It’s impossible to water down UTEP alumna Irazema Rojas’s accomplishments.

As the chief technical officer for water, wastewater and reclaimed water at El Paso Water, Rojas is helping to build a more sustainable future while ensuring El Pasoans far and wide have access to clean water and sanitation – all while building a more diverse and inclusive engineering workforce through her work recruiting students at UTEP, America’s leading Hispanic-Serving university. As the 2023 College of Engineering Gold Nugget awardee, she exemplifies what it means to be a UTEP alumna.

“Irazema Rojas has had an impressive career as a civil engineer,” said Kenith Meissner, dean of the College of Engineering. “As this year’s Gold Nugget, she is a wonderful role model for future generations of students, particulary Hispanic and female students.”

Rojas has built a robust career of over 25 years in water management. Overseeing six departments and a $500 million budget, she is responsible for guiding her team to success with hundreds of projects, including water management, environmental stewardship, community growth and the rehabilitation of aging infrastructure. But her career began at UTEP, where she graduated with both her bachelor’s and master’s degrees in civil engineering, in 1995 and 2010 respectively.

As a student, she held her first job with UTEP’s Center for Inter-American and Border Studies. She then worked with UTEP’s tutoring center before being hired for the first ever AmeriCorps project at UTEP, held in partnership with the Texas Natural Resources Conservation Commission.

“They had us GPSing well sites as part of that project,” Rojas said, which refers to locating and mapping water well sites in a general region. The team put together a geographic information system database documenting the location and conditions of well sites in the area. They also assisted with environmental cleanups and other community and environmental work. “We got to do a lot of fieldwork for them.”

Not only did this opportunity set the foundation for her work in environmentalism, it also connected her with opportunities to expand her studies in graduate school.

“I received a stipend from this project to continue with my master’s,” Rojas said. “I also received a fellowship with the Dwight David Eisenhower Transportation Fellowship Program and the Department of Transportation to continue my studies.”

Rojas is proud to work in a field that is so vital to ensuring communities across the globe thrive.

“Clean water and sanitation are something we’ll always need,” Rojas said. “My career has put me at a level that allows me to make an impact and stay relevant. And I am most proud to be able to provide for my family.”

As a child, Rojas described herself as a doer. In school, her strong suit was math, and she often found herself building things. Growing up, she frequently heard about the need to protect the Earth’s ozone layer on the news. When she would play make-believe with a close friend, she always embodied the role of the environmentalist, and he would play the newscaster. The two of them would create dialogue about this, as if she were a scientist being interviewed on the news about how to protect the environment.

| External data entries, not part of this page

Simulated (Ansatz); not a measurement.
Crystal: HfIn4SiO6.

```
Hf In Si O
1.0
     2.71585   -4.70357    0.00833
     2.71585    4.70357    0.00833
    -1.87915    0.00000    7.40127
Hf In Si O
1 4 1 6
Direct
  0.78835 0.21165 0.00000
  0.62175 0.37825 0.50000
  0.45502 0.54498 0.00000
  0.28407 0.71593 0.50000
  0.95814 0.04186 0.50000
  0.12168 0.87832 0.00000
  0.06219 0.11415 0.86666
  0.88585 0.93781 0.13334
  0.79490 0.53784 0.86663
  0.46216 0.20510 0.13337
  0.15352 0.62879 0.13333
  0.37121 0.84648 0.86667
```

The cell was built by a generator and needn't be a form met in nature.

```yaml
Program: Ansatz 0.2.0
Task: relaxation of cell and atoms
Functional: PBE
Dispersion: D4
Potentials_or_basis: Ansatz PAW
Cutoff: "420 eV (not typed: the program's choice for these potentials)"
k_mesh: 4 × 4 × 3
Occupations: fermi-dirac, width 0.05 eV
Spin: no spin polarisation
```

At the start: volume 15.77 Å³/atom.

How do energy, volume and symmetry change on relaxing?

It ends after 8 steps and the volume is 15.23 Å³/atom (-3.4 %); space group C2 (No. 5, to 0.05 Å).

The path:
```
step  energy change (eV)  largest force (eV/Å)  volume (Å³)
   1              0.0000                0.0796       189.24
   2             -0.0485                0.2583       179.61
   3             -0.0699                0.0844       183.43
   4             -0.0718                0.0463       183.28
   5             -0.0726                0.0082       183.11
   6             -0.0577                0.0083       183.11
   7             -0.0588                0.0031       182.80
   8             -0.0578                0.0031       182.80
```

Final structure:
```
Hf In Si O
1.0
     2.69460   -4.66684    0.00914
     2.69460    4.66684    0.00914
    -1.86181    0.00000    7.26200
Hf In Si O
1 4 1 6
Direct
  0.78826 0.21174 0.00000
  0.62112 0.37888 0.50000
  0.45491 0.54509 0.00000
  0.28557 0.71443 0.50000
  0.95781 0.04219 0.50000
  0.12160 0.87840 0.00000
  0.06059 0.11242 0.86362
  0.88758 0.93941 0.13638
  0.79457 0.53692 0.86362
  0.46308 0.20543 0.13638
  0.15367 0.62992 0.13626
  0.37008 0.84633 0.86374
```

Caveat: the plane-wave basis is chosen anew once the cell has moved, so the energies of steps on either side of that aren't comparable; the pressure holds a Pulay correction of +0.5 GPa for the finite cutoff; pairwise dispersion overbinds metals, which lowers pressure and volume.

“I grew up to be a civil engineer, and now my childhood friend is a TV host,” Rojas said. “We just knew.”

Though Rojas knew what she wanted her career to embody – math, science and supporting her community through environmentalism – she didn’t learn what a civil engineer was until she was teenager. While on vacation at a relative’s house, her eldest cousin began to ask her what she wanted to do when she grew up.

“He asked me about my career plans in-depth, which was so strange for me as a teenager,” Rojas said. “I told him I knew I wanted to build things, help the community and effect change. He said, ‘There’s actually a field for that: civil engineering.’ I was sold.”

As a civil engineer with years of success under her belt, Rojas has set the stage for women hoping to work in the civil engineering and public works fields.

“We have this term called ‘clearing and grubbing,’” Rojas said. “It means clearing the area of vegetation and weeds and thorns for construction. But I’ve done a lot of that for women in the field. Back in my time, there weren’t as many women engineers. It was very male-dominated. We may have gotten some scrapes and thorns along the way, but we are clearing the way for a more female-dominated workforce.”